In Part 1 of this series, we looked at Stellard’s Case (in which we acted for the winner), where the courts ruled that the name of an agent typed in an email was a “signature” which bound the company. We also looked at when Credit Applications, their Terms and Conditions of Trade (“T+C’s”) and guarantees need to be “signed”, whether foreign laws are relevant, and noted that proper processes and systems (both manual and online) are crucial for ensuring a signature is obtained.
In Part 2 of this series, we looked at who has sufficient “authority” to enter into an agreement or sign on behalf of a customer or guarantor. We also looked at what happens if a person does not have authority, such as a salesman granting a general charge over all assets of his employer’s business, and where verification of signing processes and systems were not sufficient.
In this final Part 3 of this series, we look at when parties are legally bound during negotiations, such as when they say the dealings are “subject to contract”. A lot of cases have recently hit the courts over this issue, so it is timely to look at when a contract is legally binding, and what happens if it is not.
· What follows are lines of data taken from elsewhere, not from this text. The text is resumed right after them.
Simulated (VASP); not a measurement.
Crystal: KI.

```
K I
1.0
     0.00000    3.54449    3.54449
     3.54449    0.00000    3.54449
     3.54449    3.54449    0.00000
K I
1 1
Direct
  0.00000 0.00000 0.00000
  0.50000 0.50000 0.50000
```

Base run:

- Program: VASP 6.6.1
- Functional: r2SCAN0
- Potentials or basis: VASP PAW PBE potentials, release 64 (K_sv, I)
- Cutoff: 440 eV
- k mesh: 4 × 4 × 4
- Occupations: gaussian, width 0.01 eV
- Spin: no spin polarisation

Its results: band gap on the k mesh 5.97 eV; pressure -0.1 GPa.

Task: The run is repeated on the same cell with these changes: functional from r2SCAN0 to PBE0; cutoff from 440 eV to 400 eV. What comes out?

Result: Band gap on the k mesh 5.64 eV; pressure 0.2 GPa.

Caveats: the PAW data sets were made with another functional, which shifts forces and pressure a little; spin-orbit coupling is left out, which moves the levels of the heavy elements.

Credit departments, procurement teams, business development and legal teams will find this article useful.
We also look what happens if a party enters into a second contract, incorrectly believing that the first was not binding eg because the first dealing was “subject to contract” at the time.
Apart from any need for signing and authority, when does a contract become legally binding?
- A contract is formed and becomes legally binding, if:
- essential terms are sufficiently certain, and
- the parties intend to be bound.The meaning of “terms” in a contract and whether a party intended to be bound are to be determined by what a reasonable person would have understood. This requires consideration not only of the words used, but also of the surrounding circumstances known to the parties, and the purpose and object of the transaction. The actual intention of a party is not relevant, even if important economic and other terms of significance (but not essential) have not been finalised.
- The substance of communications and documents, and not the form of any discussions or document, will be important.
- These principles apply to all contracts, whether written or verbal and whether or not in relation to land.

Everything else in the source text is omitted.